The standard for granting a pre-filing injunction requires this Court to consider (1) Mr. Zappin's history of litigation, and the nature of said litigation; (2) whether Mr. Zappin had a good faith basis in pursuing his litigation; (3) the extent of the burden on the courts and other parties caused by Mr. Zappin's filings; and (4) the adequacy of alternative sanctions. Cromer, 390 F.3d at 818. While this Court is mindful that pre-filing sanctions should be issued sparingly-given the due process implications of limiting access to the judiciary-upon consideration of the Cromer criteria, the Court AGREES with the Magistrate Judge's recommendation that a pre-filing injunction be issued.

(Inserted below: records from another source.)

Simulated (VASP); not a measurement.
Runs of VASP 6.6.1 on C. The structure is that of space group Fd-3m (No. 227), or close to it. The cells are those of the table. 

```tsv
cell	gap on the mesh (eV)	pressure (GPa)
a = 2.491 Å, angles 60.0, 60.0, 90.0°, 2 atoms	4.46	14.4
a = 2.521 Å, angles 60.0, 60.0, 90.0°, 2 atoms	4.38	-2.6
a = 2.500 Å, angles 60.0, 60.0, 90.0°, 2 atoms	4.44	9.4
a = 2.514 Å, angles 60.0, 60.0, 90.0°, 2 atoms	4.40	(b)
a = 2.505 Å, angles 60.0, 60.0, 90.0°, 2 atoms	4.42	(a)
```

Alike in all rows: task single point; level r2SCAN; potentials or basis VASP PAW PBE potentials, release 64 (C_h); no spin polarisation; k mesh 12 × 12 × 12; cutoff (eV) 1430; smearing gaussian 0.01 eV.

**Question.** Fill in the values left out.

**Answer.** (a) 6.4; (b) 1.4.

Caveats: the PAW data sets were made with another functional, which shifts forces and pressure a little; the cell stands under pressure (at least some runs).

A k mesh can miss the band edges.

First, Mr. Zappin has a lengthy history of litigation concerning his divorce, disbarments, custody disputes, disciplinary proceedings, and collateral issues. See Zappin VI, 2022 WL 985634 at *1 (outlining Mr. Zappin's litigious efforts at length). The suits brought by Mr. Zappin in multiple venues are frequently duplicative, repetitious, and constitute thinly veiled attempts at relitigating the issues on which he has repeatedly lost. Id. Mr. Zappin has already had a pre-filing injunction issued against him in the Southern District of New York, the forum in which he litigated the majority of his suits, prior to emigrating his efforts to this Court. Id. at *11. As quoted in the PF&R, in considering a similar standard, the Southern District concluded that “[a]t bottom, [Mr.] Zappin's years-long history of filing suit again and again against the same set of actors for the same series of events-and, in so doing, displaying little respect for courts and their orders and deadlines-counsels in favor of a filing injunction.” Id. at *8. The Court further notes that Mr. Zappin has yet again ignored court-imposed litigation deadlines in the instant case, neglecting to file a Reply to Defendant's Response to his Objections. Nor has Mr. Zappin adequately or properly objected to the Magistrate Judge's determination that a pre-filing injunction is appropriate, as discussed above; Mr. Zappin is yet again litigating in a “dilatory and disrespectful manner.” Id. Finally, the Southern District of New York recently has been forced to issue a second pre-filing injunction against Mr. Zappin, concerning additional elements of his custody and divorce proceedings which were not covered by the first pre-filing injunction. Zappin v. Comfort, 2022 WL 4592551 (S.D.N.Y. Sept. 30, 2022). Accordingly, both Mr. Zappin's years-long history of litigation on the issues at hand and his efforts in the instant suit weigh heavily in favor of granting a pre-filing injunction.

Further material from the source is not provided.